Flat chest. Short hair. Androgynous. All three checked? Then the typical cis, straight person will accept you. Anything else is questioned immediately.
Growing up in a liberal state, I didn’t think that anyone would try to invalidate my own identity. Especially here in Boston, where people are strong advocates for LGBTQ+ rights and typically vote Democrat in state and national eIections.
But I was once questioned by someone who was basically asking why I didn’t look like what I said I was. The feeling of invalidation slowly crept in like a cool breeze in warm weather. Soon after that I started comparing myself to my nonbinary friends. At the time, they did fit into what they were saying they were … but not me. I started to question myself once again. I knew I wasn’t the gender I was assigned at birth. I also knew that I wasn’t the opposite either. It sucked that an identity had to be proven. It felt like a best friend turned into a total stranger — but the entire feeling is towards you and yourself.

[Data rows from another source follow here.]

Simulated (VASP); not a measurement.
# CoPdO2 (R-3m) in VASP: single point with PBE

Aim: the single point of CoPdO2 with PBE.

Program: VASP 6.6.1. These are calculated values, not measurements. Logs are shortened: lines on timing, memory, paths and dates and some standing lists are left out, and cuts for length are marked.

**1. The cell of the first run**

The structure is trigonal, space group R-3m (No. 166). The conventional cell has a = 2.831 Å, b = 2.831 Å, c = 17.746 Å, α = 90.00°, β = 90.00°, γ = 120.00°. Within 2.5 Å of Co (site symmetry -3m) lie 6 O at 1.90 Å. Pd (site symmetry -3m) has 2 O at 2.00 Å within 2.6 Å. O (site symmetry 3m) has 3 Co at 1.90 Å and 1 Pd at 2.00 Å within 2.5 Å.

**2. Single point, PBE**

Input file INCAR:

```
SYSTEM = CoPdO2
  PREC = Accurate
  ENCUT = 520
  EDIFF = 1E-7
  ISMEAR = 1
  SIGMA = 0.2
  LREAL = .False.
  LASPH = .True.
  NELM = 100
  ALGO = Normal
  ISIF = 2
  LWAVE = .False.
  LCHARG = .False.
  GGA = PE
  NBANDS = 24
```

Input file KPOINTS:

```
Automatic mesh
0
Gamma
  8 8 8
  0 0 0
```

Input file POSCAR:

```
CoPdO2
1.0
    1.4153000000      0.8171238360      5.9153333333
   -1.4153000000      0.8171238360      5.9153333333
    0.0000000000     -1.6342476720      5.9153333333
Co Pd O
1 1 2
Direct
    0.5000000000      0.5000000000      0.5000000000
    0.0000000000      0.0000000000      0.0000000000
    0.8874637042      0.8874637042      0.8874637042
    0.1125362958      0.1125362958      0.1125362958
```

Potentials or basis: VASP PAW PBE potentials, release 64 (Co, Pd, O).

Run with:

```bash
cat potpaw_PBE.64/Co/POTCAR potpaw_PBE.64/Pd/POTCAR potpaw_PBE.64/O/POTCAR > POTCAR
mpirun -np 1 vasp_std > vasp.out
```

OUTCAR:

If one was to go on Instagram three years ago and look up nonbinary it would be a lot different than what you would see today. The most popular search result would have a person who is the perfect blend of masculinity and femininity with skin clear as day. I looked completely different than what the media told me and eventually that did not stop me from being me anymore.
The media has a huge influence on how people think about others and certain groups of people. It’s not only media that plays a role, gendered items in stores and gender roles in everyday life end up shaping peoples ideas about nonbinary people and leaves confusion. There is no “nonbinary section” in the stores yet.
And the craziest thing is, putting one there most likely won’t solve many problems.